Will Nutrition Themes Grow Frozens?

Articles
June 21, 2010

Noting the "largest communication challenge" for the frozen food industry is in "health awareness and nutritional education," American Frozen Food Institute president and CEO Kraig Naasz...

Noting the "largest communication challenge" for the frozen food industry is in "health awareness and nutritional education," American Frozen Food Institute president and CEO Kraig Naasz also posed a rhetorical question last month: "Which is more nutritional - a vegetable flash-frozen within six hours of being harvested, which cryogenically locks in its nutritional value, or a raw vegetable that sheds its nutrients the whole time it gets sorted, packaged, transported, stored and stocked....?"

His address before the Food Technology, Innovation & Safety Forum 2010 pinpointed 'locked-in freshness' as one of the key trends that will drive the frozen foods aisle this year. Others F3 predicts: convenience through packaging innovations that quicken meal preparation and deliver the simplified tastes that consumers want, value pricing initiatives and better shelf presentation, all of which lead us to believe that key frozen foods categories such as dinners, entrees and vegetables could pick up in 2010.

Indeed, Insight Track research cited by Mr. Naasz found that:

  • Nearly half of consumers surveyed think frozen foods "would help them through the current credit crunch."
  • 70% said frozen foods help them reduce food waste and their number of store trips.

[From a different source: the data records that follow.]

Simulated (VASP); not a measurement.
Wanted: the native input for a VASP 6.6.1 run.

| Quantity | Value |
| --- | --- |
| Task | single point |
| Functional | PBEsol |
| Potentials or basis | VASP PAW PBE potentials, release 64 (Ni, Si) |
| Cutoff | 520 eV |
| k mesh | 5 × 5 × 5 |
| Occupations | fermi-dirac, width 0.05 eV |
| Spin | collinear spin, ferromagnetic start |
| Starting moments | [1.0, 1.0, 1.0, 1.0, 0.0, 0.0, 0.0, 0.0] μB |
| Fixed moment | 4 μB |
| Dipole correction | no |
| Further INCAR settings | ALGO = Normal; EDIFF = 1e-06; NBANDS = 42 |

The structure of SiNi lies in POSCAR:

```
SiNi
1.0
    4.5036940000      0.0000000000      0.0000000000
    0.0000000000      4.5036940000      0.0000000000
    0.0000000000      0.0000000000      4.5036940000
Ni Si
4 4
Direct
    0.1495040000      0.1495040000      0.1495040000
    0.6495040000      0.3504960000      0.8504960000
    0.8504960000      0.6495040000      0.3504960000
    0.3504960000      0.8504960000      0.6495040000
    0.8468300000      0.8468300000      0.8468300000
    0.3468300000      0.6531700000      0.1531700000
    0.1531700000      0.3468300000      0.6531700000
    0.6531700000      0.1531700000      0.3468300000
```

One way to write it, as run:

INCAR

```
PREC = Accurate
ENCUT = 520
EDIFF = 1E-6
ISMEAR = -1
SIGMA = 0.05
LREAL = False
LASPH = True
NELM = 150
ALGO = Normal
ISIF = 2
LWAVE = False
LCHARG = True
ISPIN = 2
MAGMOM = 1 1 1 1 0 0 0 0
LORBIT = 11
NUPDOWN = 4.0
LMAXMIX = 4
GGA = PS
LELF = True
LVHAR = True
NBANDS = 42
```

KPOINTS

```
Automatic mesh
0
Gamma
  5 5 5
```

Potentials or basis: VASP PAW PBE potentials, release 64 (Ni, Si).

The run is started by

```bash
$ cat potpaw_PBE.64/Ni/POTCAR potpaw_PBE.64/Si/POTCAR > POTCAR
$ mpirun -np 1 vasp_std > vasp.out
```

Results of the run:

For 'locked-in freshness' to emerge alongside convenience and value as a prominent sales driver of frozens, advances in packaging are required. Within a Freedonia Group report on frozen-food packaging is the identification of a growth niche - frozen vegetables packaged in self-ventilating pouches.

Frozen vegetables are already a pretty mature category, penetrating more than 90% of U.S. households in the 52 weeks ended Dec. 26, 2009, according to Nielsen Homescan Consumer Facts data. Nearly 92% of these households are repeat buyers that spend $40.28 on average annually in the category.

This maturity is reflected in a flattening of dollar sales growth in U.S. food, drug and mass merchandiser stores (including Walmart) during the 52 weeks ended April 17, 2010 (prepackaged, UPC-coded products only). Nielsen data showed that frozen vegetables grew by 2.1% to $4.7 billion, following a year in which it vaulted by 7.8%. An even bigger tell is the 0.9% decline in equivalized unit volume (16-ounce basis), which followed a 1.3% decline the year earlier; this suggests that price hikes were a greater factor than actual demand in the prior year's sales growth.

??By comparison, frozen dinners were in more extreme negative territory during the latest 52-week period ended April 17, 2010. Dollar sales fell by 8.0% to $1.3 billion on a 7.8% EUV decline; this compared with a prior-year period in which dollar sales slid by 6.0% on an 8.0% EUV decline. Moreover, the category's household penetration is just 49%, the Homescan data showed.

Meanwhile, frozen entrée segments showing the most perk are ethnic. Dollar sales of Italian entrees rose by 5.6% to $2.4 billion on a 4.5% EUV increase in the latest 52 weeks. Dollar sales of Mexican entrees were up 6.6% to $1.0 billion on a 3.7% EUV rise. Dollar sales of Oriental entrees gained 7.0% to $825.0 million on a 6.6% EUV rise, the Nielsen data showed.